I have to show that for all $1<p<\infty$ the space $\ell^p$ is reflexive using the adjoint operator.
Now, we say that the application $T\colon (\ell^p)'\to \ell^q$ defined as $$T(f(x))=(f(e_1),f(e_2),\dots)\quad\text{where}\quad f(x)=\sum_{k=1}^\infty\xi_kf(e_k)\quad \forall x=(\xi_k)\in \ell^p$$ is an isometric isomorphism. We remember that $e_n=(\delta_{nj})_j$.
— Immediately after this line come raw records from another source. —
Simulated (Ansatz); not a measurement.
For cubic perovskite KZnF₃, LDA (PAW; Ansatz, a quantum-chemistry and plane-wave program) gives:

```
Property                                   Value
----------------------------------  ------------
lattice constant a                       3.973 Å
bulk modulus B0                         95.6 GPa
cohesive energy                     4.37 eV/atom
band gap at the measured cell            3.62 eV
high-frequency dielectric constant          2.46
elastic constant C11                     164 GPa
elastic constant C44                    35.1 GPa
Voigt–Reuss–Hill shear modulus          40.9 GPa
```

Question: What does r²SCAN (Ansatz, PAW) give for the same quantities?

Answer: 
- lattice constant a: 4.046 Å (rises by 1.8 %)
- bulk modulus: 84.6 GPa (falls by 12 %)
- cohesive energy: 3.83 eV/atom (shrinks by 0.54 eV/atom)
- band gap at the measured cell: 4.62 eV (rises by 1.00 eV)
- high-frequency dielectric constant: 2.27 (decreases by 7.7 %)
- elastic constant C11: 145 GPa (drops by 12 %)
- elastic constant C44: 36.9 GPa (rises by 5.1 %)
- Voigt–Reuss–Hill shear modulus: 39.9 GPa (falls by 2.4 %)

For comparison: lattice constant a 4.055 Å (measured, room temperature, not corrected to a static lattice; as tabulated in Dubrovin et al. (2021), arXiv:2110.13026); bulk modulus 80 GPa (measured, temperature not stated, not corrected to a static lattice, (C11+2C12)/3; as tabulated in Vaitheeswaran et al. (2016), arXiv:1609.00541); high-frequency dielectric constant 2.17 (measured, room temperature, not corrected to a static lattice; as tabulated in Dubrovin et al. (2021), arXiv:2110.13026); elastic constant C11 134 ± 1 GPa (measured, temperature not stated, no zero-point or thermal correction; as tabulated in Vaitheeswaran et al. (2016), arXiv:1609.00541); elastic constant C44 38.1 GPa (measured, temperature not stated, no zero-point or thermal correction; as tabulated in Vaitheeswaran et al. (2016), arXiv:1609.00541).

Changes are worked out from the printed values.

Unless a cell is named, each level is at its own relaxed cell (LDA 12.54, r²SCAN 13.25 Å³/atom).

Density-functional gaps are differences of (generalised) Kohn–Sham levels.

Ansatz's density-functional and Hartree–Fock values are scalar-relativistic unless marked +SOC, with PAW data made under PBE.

Since also $1<q <\infty$ we have that $S\colon (\ell^q)'\to \ell^p$ defined as above is an isometric isomorphism. We consider the following composition $$\ell^p\color{RED}{\to}(\ell^q)'\color{BLUE}{\to}(\ell^p)'',$$ where $\color{RED}{S^{-1}\colon\ell^p\to (\ell^q)'}$ defined as $$(S^{-1}b)(x)=\sum_{k=1}^\infty\xi_k\beta_k\quad\forall x=(\xi_k)\in\ell^q\qquad (b=(\beta_k)\in\ell^p)$$ and $\color{BLUE}{{T}^\times\colon (\ell^q)'\to (\ell^p)^{''}}$ is the adjoint operator of $T$ that is defined as $$(T^\times g)(x)=g(Tx)\quad (g\in (\ell^q)', x\in \ell^p).$$
Now, we consider the natural embedding $J\colon \ell^p\to (\ell^p)^{''}$ defined as $$J(x)(f)=f(x)\quad x\in\ell^p, f\in(\ell^p)'.$$
I have tried so many times to show that
$J= T^\times\circ S^{-1}$
But I can't. I don't know if I'm on the right track. Could anyone give me some hints? Thank you.